Somewhere between the fairy tale abuse of Shrek and the retro pop culture of Shark Tale lies the happy medium of Madagascar.
At the Central Park Zoo in New York, Marty the Zebra (voiced by Chris Rock) dreams of “The Wild,” a place where everything is perfect and he can run free. His buddy and feature zoo attraction, Alex the Lion (Ben Stiller), is content where he is getting all the attention (and prime-cut steaks) he wants. Everything goes south when Marty breaks out and Alex goes after him, along with zoo pals Melman the Giraffe (David Schwimmer) and Gloria the Hippo (Jada Pinkett Smith). All of them wind up boxed up and shipped out to places unknown, but a group of enterprising penguins have other ideas…
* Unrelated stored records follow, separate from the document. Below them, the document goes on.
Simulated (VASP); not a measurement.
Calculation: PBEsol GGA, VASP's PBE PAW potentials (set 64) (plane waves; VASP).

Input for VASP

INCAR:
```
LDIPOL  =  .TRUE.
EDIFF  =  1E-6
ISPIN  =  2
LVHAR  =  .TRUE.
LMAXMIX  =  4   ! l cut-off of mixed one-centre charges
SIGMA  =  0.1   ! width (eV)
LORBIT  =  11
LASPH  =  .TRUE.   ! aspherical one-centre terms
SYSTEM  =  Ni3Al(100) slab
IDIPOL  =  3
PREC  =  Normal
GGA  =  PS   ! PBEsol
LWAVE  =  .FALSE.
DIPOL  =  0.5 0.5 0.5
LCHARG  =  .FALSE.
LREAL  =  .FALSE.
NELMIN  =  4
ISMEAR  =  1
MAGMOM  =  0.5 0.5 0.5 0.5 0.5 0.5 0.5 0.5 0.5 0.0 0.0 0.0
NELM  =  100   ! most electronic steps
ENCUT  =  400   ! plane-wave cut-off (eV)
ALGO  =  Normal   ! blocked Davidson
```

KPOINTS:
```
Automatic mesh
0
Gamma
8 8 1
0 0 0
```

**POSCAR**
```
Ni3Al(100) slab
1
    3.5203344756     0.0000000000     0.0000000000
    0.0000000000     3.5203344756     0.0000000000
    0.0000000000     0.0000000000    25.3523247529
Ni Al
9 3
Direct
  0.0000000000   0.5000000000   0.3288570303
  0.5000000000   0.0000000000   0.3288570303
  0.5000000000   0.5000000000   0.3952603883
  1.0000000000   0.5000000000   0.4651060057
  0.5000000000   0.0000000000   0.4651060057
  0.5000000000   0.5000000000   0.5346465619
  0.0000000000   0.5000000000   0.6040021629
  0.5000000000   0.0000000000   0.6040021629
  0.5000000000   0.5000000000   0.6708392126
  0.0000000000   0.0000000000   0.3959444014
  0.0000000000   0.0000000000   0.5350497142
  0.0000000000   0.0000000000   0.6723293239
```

DreamWorks Animation’s latest feature finally tries a few new things that haven’t been taken advantage of in the computer-animated medium before. Like Disney’s Hercules, corners and edges have a distinctive swirl that’s prevelant throughout the production design; Madagascar employs a similar technique that’s less of a technological compromise and more of a design choice. In fact, the zany unpredictability seldom seen since the classic Warner Bros. cartoons rears its long-missed head for this film, showing off the advantages of animation instead photo-realism.
Unfortunately, for all the manic moments and hilarious dance sequences, the 86 minute running time is surprisingly padded while obvious filler (and better character development) went underused. David Schwimmer’s Melman could have lifted his lines from the “Friends” boxed sets; showing children the giraffe’s favorite treat, a cart full of prescription drugs, isn’t really all that funny when you think about it, either. Jada Pinkett Smith’s Gloria could have lent much more moral support to the situation but is ultimately as underused as Schwimmer. True, the film’s story revolves around Stiller and Rock, but what about the monkeys? Or more with the penguins? Heck, we don’t even really meet “the bad guys.”
Madagascar mostly works for what it’s shooting for: a generally kid-friendly film that keeps everyone occupied for just under an hour and a half. Any mandatory sequels should have plenty to draw on with more time spent on story and less trying to pad screen time, but that remains to be seen. This film is infinitely easier to watch than Shark Tale and preferable to the most recent Shrek sequel, but a film starring just the penguins (and a PG rating) would much appreciated.